I guess in the end I don’t think it’s fair to point at troops released years ago, say “Ubastet is stronger than those”, and expect to see Ubastet rebalanced to match them or vice versa.
The game is in flux. Old troops get upgraded or obsoleted when new troops come in. That’s not wrong, that’s how a game with perpetual content works.
If we picked some current troop and said “this is the ceiling of power level, no card should be stronger than this”, we have two boring futures ahead of us. Either:
- No card ever approaches that power level again, and it’s the strongest card in the game for eternity.
- Every powerful card shoots for that power level, flattening the curve and making everyone fight with the same mechanics.
Both are unhealthy expressions of having a power chasm. So maybe a better choice is to try and rebalance old troops to match the new power level. But then we have 3 Ubastets instead of 1. And since this approach adds work to creating new, powerful troops, it means the devs will shy away from raising the power level and we’re right back at the “don’t exceed this ceiling” case.
I have always argued the answer to broken troops is not a nerf, but hard counters. Imagine traits like this on an otherwise vanilla troop:
- Reflect 50% of magic damage if the source is Divine.
- Convert magic damage to attack and split it between all allies if the source is Divine.

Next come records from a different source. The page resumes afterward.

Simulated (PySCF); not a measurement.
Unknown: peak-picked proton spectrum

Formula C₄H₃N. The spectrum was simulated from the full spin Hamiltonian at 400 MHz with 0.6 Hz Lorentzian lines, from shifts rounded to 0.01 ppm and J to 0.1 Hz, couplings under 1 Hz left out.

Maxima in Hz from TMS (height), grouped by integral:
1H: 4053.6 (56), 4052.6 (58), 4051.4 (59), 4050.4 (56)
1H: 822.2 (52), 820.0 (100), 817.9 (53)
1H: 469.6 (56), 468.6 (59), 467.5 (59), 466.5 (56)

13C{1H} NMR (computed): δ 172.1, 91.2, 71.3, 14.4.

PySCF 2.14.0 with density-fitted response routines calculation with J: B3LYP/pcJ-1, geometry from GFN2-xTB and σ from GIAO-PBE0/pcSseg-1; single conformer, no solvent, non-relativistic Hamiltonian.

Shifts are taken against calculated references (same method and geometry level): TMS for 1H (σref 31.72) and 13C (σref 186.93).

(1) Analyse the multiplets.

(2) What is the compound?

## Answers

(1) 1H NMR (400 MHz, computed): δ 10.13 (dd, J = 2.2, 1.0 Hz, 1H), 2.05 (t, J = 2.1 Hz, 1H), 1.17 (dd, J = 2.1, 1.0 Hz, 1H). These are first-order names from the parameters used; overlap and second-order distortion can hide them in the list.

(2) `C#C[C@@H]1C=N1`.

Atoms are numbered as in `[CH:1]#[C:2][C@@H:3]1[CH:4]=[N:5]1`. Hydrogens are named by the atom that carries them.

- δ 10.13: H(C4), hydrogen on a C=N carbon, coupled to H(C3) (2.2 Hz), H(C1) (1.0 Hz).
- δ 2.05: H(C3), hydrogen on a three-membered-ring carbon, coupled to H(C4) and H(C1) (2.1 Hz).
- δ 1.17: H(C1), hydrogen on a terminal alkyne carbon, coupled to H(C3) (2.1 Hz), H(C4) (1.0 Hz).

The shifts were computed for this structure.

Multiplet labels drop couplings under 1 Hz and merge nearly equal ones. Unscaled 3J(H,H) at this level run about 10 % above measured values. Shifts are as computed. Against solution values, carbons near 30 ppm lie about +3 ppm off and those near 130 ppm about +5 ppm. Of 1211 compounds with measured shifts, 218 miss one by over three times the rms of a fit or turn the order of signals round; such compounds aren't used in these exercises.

- Resist 50% of magic damage if the source is Divine.
- When I take damage, silence the source if it is Divine.
See what’s happening here? These are exceptionally powerful abilities if they have a broad scope, but I’ve narrowed them to point directly at Divines. All of them make Ubastet and Infernus very unattractive. They are strong on both offense and defense vs. Divines, and punish an opponent whose only win condition is Infernus or Ubastet. The defense meta will shift. That will cause the offense meta to shift.
This is, more or less, how superhero plotlines work and many of the films of the last decade have at least tongue-in-cheek touched on it. You have normal bad guys, and if they cause enough trouble they attract stronger good guys. Then the bad guys get worse. Then a superhero shows up. Then a supervillain shows up, each stronger than the last. The question is raised: “If the superhero had not shown up, would the villain exist?” Often, in the comic stories, it turns out the superhero was vital to the villain’s decision to become a villain. It’s compelling.
That’s how a meta should be. Strong questions should have strong answers. Those answers ask questions that should also be answered. We saw this with Psion teams: they were dominant and not fun, then many useful troops gained more mana immunity. Now Psion teams are a footnote, and I know the substitutions on every GW day I need to make them a joke.
Divines do not have a multicolor solution. I think if we nerf Divines, we end up with a less interesting game. I think if we haphazardly respond with strong troops, we end up with a dumb meta. I think if we make sure every exceptionally powerful troop has at least 4 hard counters spread across the colors, we have an interesting game.
Ubastet is an example, not a problem.